Day 15 of 20 *Questions*: Where could I work more and achieve less?

Shoot.  I actually mis-typed that.  But it’s all good.  We gotta roll with these things.

I read a suggestion that to learn better time-management, a first step is to have a day where you work at 60% of your potential.

Let that sink in for a moment.  60%.

I love it.

And why?  Because when we try to work at 110% every day, we lose track of what we’re doing right.  We’re too busy doing it all.  When we work at 110%, sure, everything might get done, but most likely priorities were not lived out, processes were not tended well for completing those tasks in the future, and the people most pleased are probably not the people in your life who most matter.  Working at 110% means we probably haven’t made the hard choices.  For me, when I have a reasoned list of top priorities and I’ve done them well enough, I give myself a 15-minute break.  It’s a reward, sure, but the effect is also that I catch my breath and can decide what direction I want/need to go in next.  Maybe it’s returning to the things done “well enough” to make them better; maybe it’s something new that came up during the day; maybe it’s going back to my to-do list to pick out one more thing that will really ice the cake for a productive day.

Working at 60% for a day would probably be hard for most of us.  We have jobs that matter, whether they matter because of their concrete impact or because they bring home a paycheck.  But the theory behind this is sound: one day at 60% will teach us that we won’t die if we do less than the 110% that’s killing us.  It’ll also teach us to choose priorities – we know that some % of what we do is fluff/padding/not essential/not urgent, but we usually don’t know how much.  So see what makes the cut in doing 60%.  Also, doing the 60% lets you look around, see what might really help your workplace but nobody has time to notice.  Maybe it’ll help you answer the original question for today:  “Where could I work less and achieve more?”

And under all of it, I bet if you have a day at 60%, you’ll have a hard time restraining yourself to do just that much, and you will give yourself credit for how much you are already doing and how hard you work.

The question is, do you tell your boss or co-workers that “today is 60% day for me”?  I’ll leave that answer up to you!!!

Day 14 of 20 *Questions*: What do I love to practice?

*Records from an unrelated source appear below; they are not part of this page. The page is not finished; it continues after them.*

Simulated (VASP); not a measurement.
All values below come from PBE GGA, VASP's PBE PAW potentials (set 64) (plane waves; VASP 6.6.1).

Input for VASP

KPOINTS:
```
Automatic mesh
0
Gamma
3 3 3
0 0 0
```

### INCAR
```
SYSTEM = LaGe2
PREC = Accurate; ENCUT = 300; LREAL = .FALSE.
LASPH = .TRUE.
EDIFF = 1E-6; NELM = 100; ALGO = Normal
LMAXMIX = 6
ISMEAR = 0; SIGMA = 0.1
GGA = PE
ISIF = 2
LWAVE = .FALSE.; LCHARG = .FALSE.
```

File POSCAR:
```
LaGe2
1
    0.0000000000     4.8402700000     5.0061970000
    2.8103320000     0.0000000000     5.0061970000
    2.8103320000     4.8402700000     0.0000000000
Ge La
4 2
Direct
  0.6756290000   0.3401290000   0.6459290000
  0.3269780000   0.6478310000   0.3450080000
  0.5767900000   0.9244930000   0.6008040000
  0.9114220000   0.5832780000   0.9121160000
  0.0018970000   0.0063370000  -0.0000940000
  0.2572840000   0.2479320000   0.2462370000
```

This question is another goodie.  If you answer it, you thereby admit to probably “should be doing more of it.”  For me, I’m teaching Dante guitar so we’re practicing together (he’s just building up his fingertip calluses), trying to run more than 15 minutes without wanting a walking break, and this blog series is practice daily writing.  And of course I try to practice my faith – mostly in prayer and listening to Christian music – which doubles as language practice when I listen to music in Bahasa Malaysia.

When Dante and I are feeling down, or just antsy, or frustrated, we each have a go-to list entitled “Things that I feel better after doing.”  We made the list when we were in a *good* mood.  And you know, the hardest thing when we’re down is mustering the strength to just look at the list.  Because we know if we look at it we will find things we want to do, and we won’t be down anymore, and we don’t think we have the energy for that.  It’s nonsensical, but very real.

Practicing is hard.  It means commitment, focus, energy, time management, and knowledge of self.  Practicing is really hard.  But this question reminds us that we are often doing what we love.  It takes the sting or the delay out of starting what we’re practicing.

It is said that in our world, where many people work at jobs that don’t create a finished project, we need to do something each day with a tangible outcome.  Woodworking, sketching, and cooking are options.  I also include things that are tangible if not lasting – giving a massage, playing an instrument, having a 30-second dance party.  Whatever lets you create something wonderful without demanding that that thing be perfect.  Find something that you love to practice, and know what you will feel better after doing.  Those are your “start” buttons.